Mass demonstrations were rare in North Africa. But 2011 has begun in extremely turbulent fashion, with the Tunisian president, Zine El Abadine Ben Ali, fleeing his imploding country for the Gulf after weeks of riots left many dead and forced the army to move into the cities. The people, disaffected and finally showing it publicly, are seriously unhappy at the way their governments have been handling their economies and jobs markets.
Algeria has also been the scene of rioting and further west, the Arab winter of discontent has been continuing in Jordan, where thousands have been marching in protest at fuel and food prices. Calls for the president to fall on his sword have been ringing round the streets there too. Sectarian bombings in Egypt further along the Mediterranean coast have heightened tensions in the region.
But back in Algeria, this is how 2010 began, with national protests as Algerians were cross about the overbearing feeling of stasis pervading the country’s political psyche and forcing the pace of social development to slow to a crawl. They finished the year up in arms again but the state of the protests in the country for the moment has calmed, as its neighbour has boiled over.
Although the protests across the Maghreb began as demonstrations against rising fuel and food prices and youth unemployment, they have turned into public manifestations of pent-up hurt and stagnation at the lack of social mobility that has been perpetuated year after year by the long-serving premiers. They have been public rejections of the current politics.
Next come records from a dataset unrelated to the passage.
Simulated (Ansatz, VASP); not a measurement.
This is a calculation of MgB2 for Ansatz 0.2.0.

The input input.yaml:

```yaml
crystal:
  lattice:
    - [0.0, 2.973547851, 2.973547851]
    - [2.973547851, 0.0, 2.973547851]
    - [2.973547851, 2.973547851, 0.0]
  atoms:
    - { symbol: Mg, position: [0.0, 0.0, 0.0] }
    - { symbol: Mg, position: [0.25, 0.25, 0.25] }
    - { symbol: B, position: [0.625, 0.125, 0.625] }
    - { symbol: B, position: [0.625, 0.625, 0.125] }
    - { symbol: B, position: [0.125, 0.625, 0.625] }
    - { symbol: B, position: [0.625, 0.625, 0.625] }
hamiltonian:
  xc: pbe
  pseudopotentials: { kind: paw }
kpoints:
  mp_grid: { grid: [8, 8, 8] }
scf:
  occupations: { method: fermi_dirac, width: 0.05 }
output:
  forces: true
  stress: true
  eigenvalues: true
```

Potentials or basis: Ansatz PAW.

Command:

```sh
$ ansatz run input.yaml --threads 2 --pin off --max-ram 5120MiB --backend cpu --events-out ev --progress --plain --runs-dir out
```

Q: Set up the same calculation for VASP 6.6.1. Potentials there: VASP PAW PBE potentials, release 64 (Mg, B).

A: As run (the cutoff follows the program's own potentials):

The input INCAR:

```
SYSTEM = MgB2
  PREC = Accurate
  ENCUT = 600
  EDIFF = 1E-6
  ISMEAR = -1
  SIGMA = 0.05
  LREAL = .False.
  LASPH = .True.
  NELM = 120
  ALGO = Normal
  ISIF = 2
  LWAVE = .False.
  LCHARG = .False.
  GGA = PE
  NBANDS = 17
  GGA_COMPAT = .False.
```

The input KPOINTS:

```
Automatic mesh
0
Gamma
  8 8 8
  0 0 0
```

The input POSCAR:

The worst disturbances have been in previously mellow Tunisia. Once they started hitting the streets week after week, the police tried to match the swelling demonstrations. Yet the passion and fervour with which the strikes have been carried out snowballed as each day came and went. The protests intensified, demonstrators died, the police stepped up control measures. This is how the pattern continued until the complete meltdown of the country’s governing structure on 14 January, when the president fled, leaving the prime minister, Mohammed Ghannouchi, in charge.
The pressure is now on the AU, the EU, the US and other Arab countries to respond and act. Tunisians will feel they have played their role, in ousting the president. International mediation will be needed to ensure that the fragility of Egyptian sectarianism and Algerian and Jordanian public strife do not exacerbate or Europe will have a serious problem just the other side of the Mediterranean.